The value of empowering communities to protect their local food systems

Where awareness could be increasing, the communities may be powerless to challenge and reverse the trend on their own.

MOST rural African communities may not be aware of how their local food systems are being infiltrated and diluted by external food flowing from urban centres.

Where awareness could be increasing, the communities may be powerless to challenge and reverse the trend on their own.

Instead of conniving with corporates in introducing external food to local communities, development organisations should be supporting communities to protect local food systems.

Clarifying pathways for diverse African food systems

An ideal starting point in empowering communities to protect their local food systems from infiltration is clarifying pathways through which food moves from production areas to several destinations.

In most cases, the main gap in African agriculture and food systems is absence of clear definition of supply chain pathways for different commodities.

Clearly defining and mapping food systems should cover production, logistics (movement of commodities in diverse routes and pathways), destinations (which markets are aggregating and distributing which commodities?), consumers (who are the different consumers for diverse commodities?), actors (who are the main actors along supply chain nodes?).

In terms of production — which seed, herbicides and technologies? Which type of equipment and who are the equipment suppliers?

What technologies are used at different supply chain nodes including processing, preservation and warehousing?

To what extent are communities still using household granaries or their bedrooms to store food?

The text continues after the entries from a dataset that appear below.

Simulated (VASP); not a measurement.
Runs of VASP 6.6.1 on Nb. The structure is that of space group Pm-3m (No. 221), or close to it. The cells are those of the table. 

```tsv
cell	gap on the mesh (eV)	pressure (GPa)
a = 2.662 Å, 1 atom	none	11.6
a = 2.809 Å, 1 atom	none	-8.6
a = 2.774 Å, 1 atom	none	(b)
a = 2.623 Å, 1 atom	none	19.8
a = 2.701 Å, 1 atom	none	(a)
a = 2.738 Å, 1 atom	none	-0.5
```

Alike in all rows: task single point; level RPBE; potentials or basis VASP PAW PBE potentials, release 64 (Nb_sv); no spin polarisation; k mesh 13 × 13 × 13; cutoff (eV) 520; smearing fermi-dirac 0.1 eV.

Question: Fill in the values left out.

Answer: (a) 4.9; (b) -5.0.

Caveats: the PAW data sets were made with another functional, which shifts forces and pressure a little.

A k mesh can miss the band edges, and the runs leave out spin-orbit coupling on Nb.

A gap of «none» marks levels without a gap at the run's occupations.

Who is supplying storage technologies and related knowledge? Regarding practices, which other actors are found in the system?

How synergised are the systems and practices at production nodes (government, non-governmental organisations [NGOs], private sector and community knowledge)?

How are collective efforts like co-operatives and irrigation systems in one area synergised?.

Answering all these questions can assist in consolidating information that is currently siloed in diverse organisations such as NGOs, government departments, research institutions and private companies.

Responding to the fixed nature of resources

Understanding and synergising supply chains is critical given that most communities are characterised by limited or fixed resources. For instance, in terms of households and farmers, a community with 100 households on fixed land, specific rainfall patterns and forests has to plan according to available resources.

The community should discuss how these limited resources can be allocated to different actors, practices and interventions.

For instance, as government introduces its own version of climate smart agriculture, is there a planning process for allocating interventions and programmes to individual households and specific seed varieties?

Answering such questions is important because there is always a trade-off in terms of alternative uses for land that is allocated to a particular value chain.

For instance, how can a community allocate land to an irrigation scheme without compromising the availability of land for alternative uses like pastures for livestock?

Recognising undocumented and unsupported mass market practices

It is through mapping value chain systems that production and marketing practices whose contribution is currently unmonitored can be identified.

Previously marginalised commodities like indigenous chicken, sweet potatoes and others that were not considered viable sources of income for decades could be enjoying a new lease of life through mass markets, but no one could be monitoring such trends.

This is how the mass markets can reveal more value in women-oriented commodities that are contributing to better living standards for households. 

However, the fact that these trends may be undocumented and unsupported shows the importance of investing in evidence generation and tracking the movement of commodities.

To what extent are mass markets contributing to education which is one of the most fundamental costs of living?

What would have been the situation with African literacy if there was no mass market? 

Communities should be empowered to answer such questions through capacity in gathering fluid evidence.

Unless they have access to market trends, farmers may continue to make wrong decisions and plans. For instance, they end up producing commodities that are not wanted by the market.

Also important is continuous communication between production and markets so that farmers are kept abreast with the volume of commodities flowing into the market.

Without information, farmers can continue producing commodities that no longer have a market.

On the demand side, without real-time information, traders who go out to buy commodities from farming areas can buy them at higher prices only to come back to the market and find prices having gone down, leading to huge losses. Farmers can bring commodities to the market based on last week’s price information.

They can also hire transport on the assumption that last week’s prices are still obtaining, only to find a different story. While community meetings and field days try to address information, knowledge and communication gaps, farming communities need well-rounded experts who can offer practical advice, not biased advice from seed companies designed to sell seed irrespective of suitability.